Value added in current prices is obtained by assuming that value added in this sector followed the development of the cost of living index. This index is taken from van Leeuwen (forthcoming). The constant price series is inflated by this index.
For the period 1950-2000 we rely on the input-output tables which are published every five years since 1975. These estimates are extrapolated based on an index of number of motor vehicles. Current price estimates are obtained by inflating the constant price series by the consumer price index.
2.1.3 Water transport
During the colonial period the most important player in shipping transport was the Koninklijke Paketvaart Maatschappij (KPM). In 1930 it was estimated that KPM covered 42.9 per cent of total intra-island shipping traffic or almost 80 per cent of intra-island shipping under the flag of the Netherlands-Indies (Statistiek van de Scheepvaart over het jaar 1930). Since the profit and loss accounts of this company are available it is possible to estimate its value added for the period 1900-1940.
In the 1960s estimates were based on Bank Indonesia’s statistics of Indonesian owned and chartered tonnage in interinsular and ocean trade. Gross value added at constant prices was obtained by deflating current price estimates by the cost of living index.
From the 1980s onwards output and current prices were estimated by multiplying the number of cargoes and passengers transported by tariff per unit of cargo and passenger, respectively. Average output data were derived from shipping enterprise reports, while data on cost structure were based on Input-Output tables. Cargo and passenger data were provided by the National Shipowner Association (INSA), BPS and other sources. Gross value added at constant prices was calculated by extrapolation using weighted composite indices of cargoes and passengers transported.
Just like with the other sub-sectors, these underlying reports and surveys have never been published. It is also remarkable that, besides loading and unloading statistics, other data on cargo and passengers or systematic data on the number of ships sailing under the Indonesian flag have never been published by BPS. So, again, for the period 1950-2000 the I-O tables serve as the main starting point from which estimates for the other years are arrived at by extrapolation.
2.1.4 Air transport
The value added of air transport can also be estimated with the production approach. In 1928 the Dutch Netherlands-Indies Airlines (Koninklijke Nederlandsch-Indische Luchtvaartmaatschappij, KNILM) started its operation. Based on its annual reports value added of air transport could be estimated for the period 1928-1940.5
For the period after independence the same estimation method has been used. Gross value added was estimated by production approach, based on output and cost structure data that were obtained through airline enterprises survey by BPS. Gross value added at constant prices was computed by using a weighted composite production index of passenger-kilometer and ton-kilometer of cargo transported.
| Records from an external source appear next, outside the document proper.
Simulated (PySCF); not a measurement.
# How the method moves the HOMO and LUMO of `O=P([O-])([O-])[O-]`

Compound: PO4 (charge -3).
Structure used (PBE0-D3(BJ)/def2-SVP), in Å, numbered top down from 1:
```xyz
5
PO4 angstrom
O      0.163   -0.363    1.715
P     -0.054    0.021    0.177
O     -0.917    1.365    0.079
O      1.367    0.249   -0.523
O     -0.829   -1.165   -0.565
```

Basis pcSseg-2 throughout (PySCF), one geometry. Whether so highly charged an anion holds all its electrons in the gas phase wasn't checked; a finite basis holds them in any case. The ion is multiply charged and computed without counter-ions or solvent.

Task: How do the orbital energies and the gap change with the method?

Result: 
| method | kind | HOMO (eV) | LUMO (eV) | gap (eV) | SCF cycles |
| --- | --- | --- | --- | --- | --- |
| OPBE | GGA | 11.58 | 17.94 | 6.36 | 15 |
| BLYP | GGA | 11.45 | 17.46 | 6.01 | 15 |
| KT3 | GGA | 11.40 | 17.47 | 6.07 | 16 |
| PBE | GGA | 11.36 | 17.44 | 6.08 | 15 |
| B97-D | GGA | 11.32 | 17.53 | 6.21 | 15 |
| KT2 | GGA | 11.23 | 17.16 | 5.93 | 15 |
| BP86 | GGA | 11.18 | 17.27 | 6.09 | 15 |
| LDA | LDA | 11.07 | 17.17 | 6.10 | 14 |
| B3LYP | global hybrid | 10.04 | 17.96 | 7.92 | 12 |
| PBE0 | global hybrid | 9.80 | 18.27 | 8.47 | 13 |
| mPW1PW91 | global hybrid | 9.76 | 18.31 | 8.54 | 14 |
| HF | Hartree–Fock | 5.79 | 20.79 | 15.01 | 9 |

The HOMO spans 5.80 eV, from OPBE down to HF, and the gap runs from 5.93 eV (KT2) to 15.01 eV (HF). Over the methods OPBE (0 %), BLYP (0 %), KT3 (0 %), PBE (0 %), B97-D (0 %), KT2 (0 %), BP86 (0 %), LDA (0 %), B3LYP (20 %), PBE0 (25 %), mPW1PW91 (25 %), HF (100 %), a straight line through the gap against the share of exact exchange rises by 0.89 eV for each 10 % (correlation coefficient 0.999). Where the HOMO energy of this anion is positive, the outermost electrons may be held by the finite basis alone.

It will be no surprise that these surveys have not been published either. Neither have I been able to find annual reports of any of the airlines, although it is questionable whether this would lead to more reliable estimates than the ones made by BPS. The I-O tables again are the most valuable source for estimation.
2.1.5 Communication
This sector covers the activities of the post, telegraph and telephone offices. During the colonial period the communication sector was in hands of the state-owned enterprise PTT (Staatsbedrijf der Posterijen, Telegrafie en Telefonie). The contribution to national income is obtained as the sum of wages and salaries, interest and operating surplus. The data available for this sector are, like that for rail and air transport, quite comprehensive and are taken from the annual reports of the PTT.6
The method of estimation throughout the second half of the 20th century was also the production approach. Output at current prices was gathered from financial reports of these companies. Value added was also from the financial report in the form of summing wages and salaries, profit or loss, depreciation and other components of the value added. Value added and output at constant prices were estimated by extrapolation.
2.2 Trade
According to the 1993 System of National Accounts (SNA) traders are treated as supplying services rather than goods to their customers by storing and displaying a selection of goods in convenient locations and making them easily available for customers to buy. Their output is measured by the total value of the trade margins realized on the goods they purchase for resale.
2.2.1 Trade margins in colonial time
Unfortunately data on trade margins during the colonial period are almost non-existent. Sivasubramonian in his research on the national income of India in the 20th century and Horlings for the Netherlands between 1800-1850 were confronted with a similar data problem as well (Sivasubramonian, 2000, p. 338; Horlings, 1995, p. 342).
Smits, on the other hand, gives some very detailed information on trade margins in the Netherlands. According to his calculations for the trade house Van Eeghen the gross profit margin was in the 1850s on average between 25 to 30 percent for imports and the net profit margin between 10 and 12 percent. Compared to trade margins for the NHM, he concludes, this seems to be a rather modest estimate. Furthermore Smits found that the trade margin on imports decreased to around 6 percent in 1890 and 5 percent in 1913 (Smits, 1995, p. 314-315).
However, for the Netherlands-Indies no direct data on trade margins for the colonial period have been found. Research in the archives of Dutch trading houses, such as Internatio, Handelsvereniging Amsterdam (HVA, Trading Association Amsterdam) and the Nederlandse Handelsmaatschappij (NHM, Netherlands Trading Society) has not yielded information that enables one to calculate disaggregated trade margins. Only a very crude way can be adopted to estimate an aggregated trade margin. This is by dividing total turnover by gross profit. The annual reports of Internatio and Hagemeijer provide this information.
This method results in trade margins that vary significantly between an average of 17.6 percent for Hagemeijer and 4.5 percent for Internatio. It is hard to believe that such large and consistent differences really existed. Especially because trends in profitability are fairly similar. Probably the difference is just caused by different accounting methods and the ‘true’ profit margin lies somewhere in between.